The forgotten citizen responsibility to vote in a democracy is a major issue. All the current shenanigans of the U.S. Republican Party in trying to suppress the vote of those it doesn’t think will vote for them is but one ploy in a long list of political techniques to rig elections. Gerrymandering the voting districts is but one traditional strategy, but U.S. politicians have tried many ways in the past to try and guarantee their continuance in power. I remember the days of the Chicago democratic “Machine”, or mafia, surrounding Mayor Daly, when he espoused his particular strategy of election control by encouraging his supporters to “vote early, and vote often.” Current republican legislation throughout the country aimed at making it more difficult for their non-supporters to vote may not be quite as blatant as Mayor Daly, but it is equally insidious to the democratic process.

     Why do we allow all these attempts to subvert the basic rights of U.S. citizens, when there is a simple way to eliminate them? It is a step that is rarely promoted, is not specifically mentioned in the Constitution, but is fundamental to a successful democracy. It involves the responsibility of citizens in a democracy. We are endlessly bombarded by “Citizens’ Rights” campaigns, which are laid out in the Constitution and the Bill of Rights, but rarely do we hear anyone espousing citizen responsibility.

     If we made voting obligatory, subject to penalties for non-compliance, a lot of these shenanigans would be impossible. Not that political parties, and individual politicians, would stop trying to manipulate the results, but it would be more difficult.

     However, there is another, more important, reason for introducing obligatory voting. RESPONSIBILITY. The citizen responsibility to vote.

     I have always believed that if you choose not to participate in a decision, you have no right to complain about the result. A simple and basic philosophy, and perhaps even a naïve one, but a heart-felt principle none-the-less.

     The reverse of that argument also applies. If you do participate in a decision, you have a right to expect that the results are followed, and you are in a much stronger position to insist that they are. The entire essence of a democracy is that it’s participatory. It is not a spectator event. That’s called an autocracy, or a dictatorship. Democracy has to be practiced, if it is to survive as a governance system.

     I can already hear the critics of this idea. I have the right to not vote if I don’t want to; you’re taking away my individual freedom; this against my rights as guaranteed by the Constitution ecetera, ecetera…..

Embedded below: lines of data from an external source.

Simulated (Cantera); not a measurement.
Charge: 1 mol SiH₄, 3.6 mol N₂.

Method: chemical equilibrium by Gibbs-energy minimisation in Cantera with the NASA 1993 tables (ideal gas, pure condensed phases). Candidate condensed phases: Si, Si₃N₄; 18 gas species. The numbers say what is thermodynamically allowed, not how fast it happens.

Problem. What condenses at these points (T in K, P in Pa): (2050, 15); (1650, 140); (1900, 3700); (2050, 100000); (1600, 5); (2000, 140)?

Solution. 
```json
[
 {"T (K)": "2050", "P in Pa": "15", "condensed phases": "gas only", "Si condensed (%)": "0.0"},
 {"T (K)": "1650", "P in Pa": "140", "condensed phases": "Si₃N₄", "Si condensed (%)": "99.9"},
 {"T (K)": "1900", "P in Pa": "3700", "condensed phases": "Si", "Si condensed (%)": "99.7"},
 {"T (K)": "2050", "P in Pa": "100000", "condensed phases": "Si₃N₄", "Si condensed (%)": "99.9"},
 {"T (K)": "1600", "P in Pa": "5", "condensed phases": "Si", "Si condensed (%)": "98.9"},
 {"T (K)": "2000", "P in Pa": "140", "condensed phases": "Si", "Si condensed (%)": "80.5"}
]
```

     My reply to those comments is, if you don’t want to live in a communist state, or a dictatorship, or any other governance system, except a participatory democracy, you have a responsibility to get involved, and you have a responsibility to vote. If you don’t, you deserve whatever you get, and you have no right to complain.

     Obligatory voting should also involve a vacation day for the election. That would eliminate many of the issues around getting to the polling stations.

     Let’s start with national elections.

     Enforcement of the penalties for not voting would be difficult, no doubt, but we already have an agency designed for a similar purpose, the IRS. A modification to its charter would be relatively straightforward.

     I’m not suggesting this idea will stop politicians and political parties from trying to manipulate the election process, that’s a pipedream, but it would make it more difficult and, more importantly, would make the citizenry more conscious of, and responsible for, their future.